Monday, 13 November 2017

A Tale Of Two Books Sheena Wilkinson


I’m sixteen. I want to be a writer. I don’t tell people, in the confident way that I used to when I was ten, because I know now that people like me don't become writers. It’s not exactly being a girl, or living in a council house; I blame Belfast. Ringed in steel, its grit and gloom are not, to sixteen-year-old me, very sexy, and it’s a long time before they will become the stuff of art. If you’re a Belfast writer, it seems you have to write about The Troubles, and I don't want to.  The Troubles are mostly, it seems to me, about men.

Not much cafe culture here

I feel very disconnected. 

I pick up from the UK media that being Northern Irish (which some argue isn’t even a viable identity) is regrettable. You can leave, of course. And I will. But not yet. And, unlike many, I will come back. 

In 1985 I want to hang out in coffee bars and talk about Sylvia Plath and Katherine Mansfield, but the town centre shuts at 5.30, and there isn’t any café culture.  Nobody at the rugby club disco wants to talk about books. I am not a great hit with the boys. I meet nicer boys at Drama in the Crescent Arts Centre, but they still don’t want to talk about books.

Teenage me
And then The Female Line (ed. Ruth Hooley, now Carr) is published by the Northern Ireland Women's Rights Movement.  I buy it in a bookshop that doesn’t exist any more. (Eighties Belfast is bleak, but it is full of independent bookshops, known then simply as ‘bookshops’.)  It is an anthology of writing by women from Northern Ireland – poetry, essays, stories. Some of these women I have heard of, most I have not. I have never met any of them; it will be many years before I think of writers as people you can meet in real life. 

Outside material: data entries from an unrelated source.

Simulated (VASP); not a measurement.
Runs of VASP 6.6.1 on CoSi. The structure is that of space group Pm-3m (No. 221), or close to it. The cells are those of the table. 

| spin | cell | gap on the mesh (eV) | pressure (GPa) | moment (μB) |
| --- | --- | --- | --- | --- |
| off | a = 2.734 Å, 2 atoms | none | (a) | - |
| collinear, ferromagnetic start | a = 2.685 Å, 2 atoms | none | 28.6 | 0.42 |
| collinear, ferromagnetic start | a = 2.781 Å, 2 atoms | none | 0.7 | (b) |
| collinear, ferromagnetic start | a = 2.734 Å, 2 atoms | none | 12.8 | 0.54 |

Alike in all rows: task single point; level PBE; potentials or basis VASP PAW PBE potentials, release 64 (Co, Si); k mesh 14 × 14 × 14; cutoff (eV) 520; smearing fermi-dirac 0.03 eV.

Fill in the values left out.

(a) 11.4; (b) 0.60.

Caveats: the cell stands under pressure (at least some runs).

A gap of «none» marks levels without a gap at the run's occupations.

I devour the book. Some of it is indeed about the Troubles, but by no means all. It is about all sorts of things. It gives me hope. One day I too could have my name in a book like this. And I can write about whatever I like. It’s up to me. 

The book that gave me hope. Then.


Well, I did it. My own seventh novel, Star By Star, my most overtly feminist novel,  has just been published. I have long got over my reluctance to write about Northern Ireland. I have even delved into its murky history.

Tonight I’m in the Crescent Arts Centre. No longer the cockroachy,  falling-down raffish place of the eighties, it is smart and refurbished and flourishing. It wears its architectural and social history proudly now -- for many years it was Victoria College, a pioneering girls' school and, as it happens, my own old school. It's easy, tonight, to think of all the girls who must have sat in this room, perhaps feeling as disconnected as I did at sixteen. 

The Crescent Arts Centre, formerly Victoria College

I’m in a room full of women and men, but mostly women. We are celebrating the launch of a new anthology,  Female Lines, edited by Linda Anderson and Dawn Miranda Sherratt-Bado, described as 'both a new staging post and sequel to its vibrant feminist predecessor.'

I’ve been asked to read from my story, ‘Let Me Be Part Of All This Joy.’ The title is from a poem by Francis Ledwidge, but it strikes me as I take my position at the lectern that I am indeed part of a Joy, the Joy of writing, of being a woman in a community of women writers, of being in a city that has recently  been named one of the world’s top tourist destinations. 
Reading Let Me Be Part Of All This Joy 

As someone who has mostly been published for young people I am not infrequently excluded from the mainstream literary culture of my home city, and sometimes the sixteen year old inside me wants to stamp her Doc-Martened foot at this. But not tonight. Tonight I am part of the Joy, and part of the line.

I feel very connected.

The book that gives me hope. Now. 


Elen C said...

Lovely, lovely, lovely. Thank you.

Penny Dolan said...

Just great! Thank you, Sheena, and good luck to the new book.

Helen Larder said...

Brilliant! Good luck with it xxxx

Sue Purkiss said...


Rowena House said...

How inspiring - though I absolutely understand the Doc Marten impulse re mainstream vs. young people's literature. May the Joy last a long, long time.